The War On Drugs: America’s Next Great Rock Band?

Psychedelic, Americana folk-rockers offer a revolutionary new twist on the American dream

Preparing for their set at The Ogden Theater in Denver on October 10, Adam Granduciel, front-man and chief songwriter of the ambiance-stricken alt-rock outfit The War On Drugs steps out onstage as the rest of the band is testing their equipment; Granduciel swings his clean-cut Fender Mustang over his shoulder and begins to test the arsenal of distortion pedals at his feet. The singer-songwriter is known to be somewhat of an equipment junkie — Owning a vast number of pedals and effects that help deliver The War On Drugs’ atmospheric, ample sound. After a meticulous period of testing instruments, Granduciel clips a capo on the middle of his fret-board and a set unlike any you’ve ever seen begins as the band thrusts into motion with “Arms Like Boulders”, a song that renders Granduciel’s vocals a wholesome tone of Dylan-esque, poetic observation layered over slick harmonics and buoyant guitar melodies. Over the course of their set, the band wades through a deluge of songs, engaging in lengthy, widespread breakdowns in between verses and consistently dynamic progressions thanks to instruments ranging from a saxophone, a twelve-string guitar, and a stockpile of synthesizer effects that charismatically accompany the fluid lead guitars. Stage banter is reduced to a minimum as Granduciel hardly speaks in between songs, instead launching his backing band into a new fleet of melodies and illustrious lyrics.

The War On Drugs performing on October 10, 2014 at the Ogden Theater in Denver. Image Courtesy of Daniel Page (

The War On Drugs formed in 2005 subsequent to Granduciel meeting Kurt Vile: a fellow Bob Dylan enthusiast (to phrase it lightly) who bonded with Granduciel on a musical level. The two musicians — Among the organist/drummer Charlie Hall, drummer Kyle Lloyd, and bassist Dave Hartley — Began playing as The War On Drugs in 2005, but when their debut full length Wagonwheel Blues dropped in 2008, Vile departed the band in hopes to kick-start a solo career. Following various line-up changes, the band dropped the Future Weather EP in 2010 to tease their 2011, critically acclaimed full length Slave Ambient; a stormy, psychedelic record which propelled The War On Drugs into popularity and introduced a wider audience.

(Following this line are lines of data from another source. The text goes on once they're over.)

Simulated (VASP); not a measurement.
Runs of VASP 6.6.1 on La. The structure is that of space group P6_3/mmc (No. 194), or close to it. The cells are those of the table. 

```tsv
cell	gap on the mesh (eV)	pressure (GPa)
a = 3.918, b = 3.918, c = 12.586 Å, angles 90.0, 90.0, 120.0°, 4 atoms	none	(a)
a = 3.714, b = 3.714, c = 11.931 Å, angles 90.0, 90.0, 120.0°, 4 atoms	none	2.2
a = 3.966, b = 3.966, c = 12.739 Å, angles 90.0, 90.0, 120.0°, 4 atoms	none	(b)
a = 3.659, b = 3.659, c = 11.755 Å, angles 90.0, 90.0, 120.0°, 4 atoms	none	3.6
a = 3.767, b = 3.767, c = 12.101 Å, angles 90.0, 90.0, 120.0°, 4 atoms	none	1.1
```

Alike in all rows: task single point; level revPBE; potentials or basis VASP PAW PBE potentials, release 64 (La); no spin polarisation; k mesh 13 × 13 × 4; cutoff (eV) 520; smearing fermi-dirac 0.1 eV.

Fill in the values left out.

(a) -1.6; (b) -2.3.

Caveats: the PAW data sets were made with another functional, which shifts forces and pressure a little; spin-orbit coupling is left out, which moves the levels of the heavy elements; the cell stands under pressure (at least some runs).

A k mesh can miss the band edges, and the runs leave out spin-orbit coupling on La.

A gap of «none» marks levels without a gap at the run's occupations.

Granduciel playing his 1976 Les Paul on 10/10/14 at the Ogden Theater. Image courtesy of Daniel Page (
Granduciel playing his 1976 Les Paul on 10/10/14 at the Ogden Theater. Image courtesy of Daniel Page (

Despite the band’s impressive history, it wasn’t until the band dropped Lost In The Dream earlier this year that they distinguished themselves as a truly unprecedented talent capable of shattering the American dreamscape. Written and recorded while Granduciel struggled with fits of depression and crippling anxiety, Lost comes to encompass a landscape of breezy psychedelics and sharp Americana along with a fervidly weighted emotional range. Atmospheric breakdowns of psychedelic, distorted guitar riffs, ambient synthesizers, vast, clear-sky melodies and Granduciel’s celestial, luminous lyrics that expose a wide range of human struggles, fears, and joys all come to be elements that this illustriously produced and arranged LP bring to the forefront.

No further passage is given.